At first glance, this seems even more complicated than just training the deep learning model . However, Stage 1 is re-usable for many different problems, and GraphLab is hosting the model so you don't have to train it yourself.  Stage 2 is easy to do with GraphLab's API (as shown below), and Stage 3 is typically done with a simpler classifier than a deep learning model so it's easy to build yourself. In the end, this pipeline results in not needing to adjust hyper-parameters, faster training, and better performance even in cases where you don't have enough data to train a convention deep learning model. What's more, this technique is effective even if your Stage 3classification task is relatively unrelated to the task Stage 1 is trained on. 

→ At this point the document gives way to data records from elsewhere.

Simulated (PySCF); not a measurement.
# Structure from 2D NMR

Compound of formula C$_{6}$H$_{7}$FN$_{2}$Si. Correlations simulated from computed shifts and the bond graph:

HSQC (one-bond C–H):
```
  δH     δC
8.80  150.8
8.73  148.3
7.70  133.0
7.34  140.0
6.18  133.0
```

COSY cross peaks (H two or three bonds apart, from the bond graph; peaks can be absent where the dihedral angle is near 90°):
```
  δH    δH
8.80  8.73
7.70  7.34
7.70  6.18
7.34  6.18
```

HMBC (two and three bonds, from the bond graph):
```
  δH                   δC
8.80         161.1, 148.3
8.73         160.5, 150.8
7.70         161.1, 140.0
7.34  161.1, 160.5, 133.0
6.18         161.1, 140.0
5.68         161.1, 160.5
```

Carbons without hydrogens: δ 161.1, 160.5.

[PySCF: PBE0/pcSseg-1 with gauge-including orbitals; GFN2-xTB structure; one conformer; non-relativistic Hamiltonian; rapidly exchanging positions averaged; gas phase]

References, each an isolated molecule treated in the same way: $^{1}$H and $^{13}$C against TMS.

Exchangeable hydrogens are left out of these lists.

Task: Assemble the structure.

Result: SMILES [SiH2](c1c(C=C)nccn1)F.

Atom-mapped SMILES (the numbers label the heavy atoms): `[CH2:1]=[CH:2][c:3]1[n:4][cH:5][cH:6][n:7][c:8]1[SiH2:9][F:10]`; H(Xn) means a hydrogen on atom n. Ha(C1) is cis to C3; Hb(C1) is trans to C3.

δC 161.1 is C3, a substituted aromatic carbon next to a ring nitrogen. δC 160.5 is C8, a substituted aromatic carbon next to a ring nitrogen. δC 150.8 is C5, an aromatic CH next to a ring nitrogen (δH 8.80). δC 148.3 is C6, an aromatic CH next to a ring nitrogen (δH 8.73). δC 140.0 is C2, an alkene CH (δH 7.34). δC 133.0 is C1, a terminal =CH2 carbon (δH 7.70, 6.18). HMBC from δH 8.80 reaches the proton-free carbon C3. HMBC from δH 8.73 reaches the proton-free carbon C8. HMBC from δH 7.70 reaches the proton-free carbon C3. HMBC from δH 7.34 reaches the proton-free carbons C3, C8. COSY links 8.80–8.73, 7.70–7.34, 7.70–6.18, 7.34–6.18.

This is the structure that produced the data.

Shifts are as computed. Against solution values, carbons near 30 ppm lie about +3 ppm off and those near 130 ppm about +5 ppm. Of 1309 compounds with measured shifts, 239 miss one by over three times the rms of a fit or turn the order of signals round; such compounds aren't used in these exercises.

dl_deeplearningsimpleclassifier

This idea was first explored by Donahue et al. (2013), and was used for the Dogs vs Cats competition as described for nolearn's ConvNetFeatures. In our NeuralNetworkClassifer API, we put this functionality into the.extract_features() method. Let’s explore the GraphLab Create API on the Cats vs. Dogs dataset. To get a feel for what we're trying to accomplish, a few sample images from the dataset are shown below:

cat.302cat.318
dog.6038dog.6179

 

First, lets load in the model trained on ImageNet. This corresponds to the end of Stage 1 in our pipeline:

>>> pretrained_model = graphlab.load_model('http://s3.amazonaws.com/GraphLab-Datasets/deeplearning/imagenet_model_iter45')

Now, let's load in the cats vs dogs images. We resize because the original ImageNet model was trained on 256 x 256 x 3 images:

>>> cats_dogs_sf = graphlab.SFrame('http://s3.amazonaws.com/GraphLab-Datasets/cats_vs_dogs/cats_dogs_sf')
>>> cats_dogs_sf['image'] = graphlab.image_analysis.resize(cats_dogs_sf['image'], 256, 256, 3)

And extract features, per Stage 2 of our pipeline:

>>> cats_dogs_sf['features'] = pretrained_model.extract_features(cats_dogs_sf)
>>> cats_dogs_train, cats_dogs_test = cats_dogs_sf.random_split(0.8)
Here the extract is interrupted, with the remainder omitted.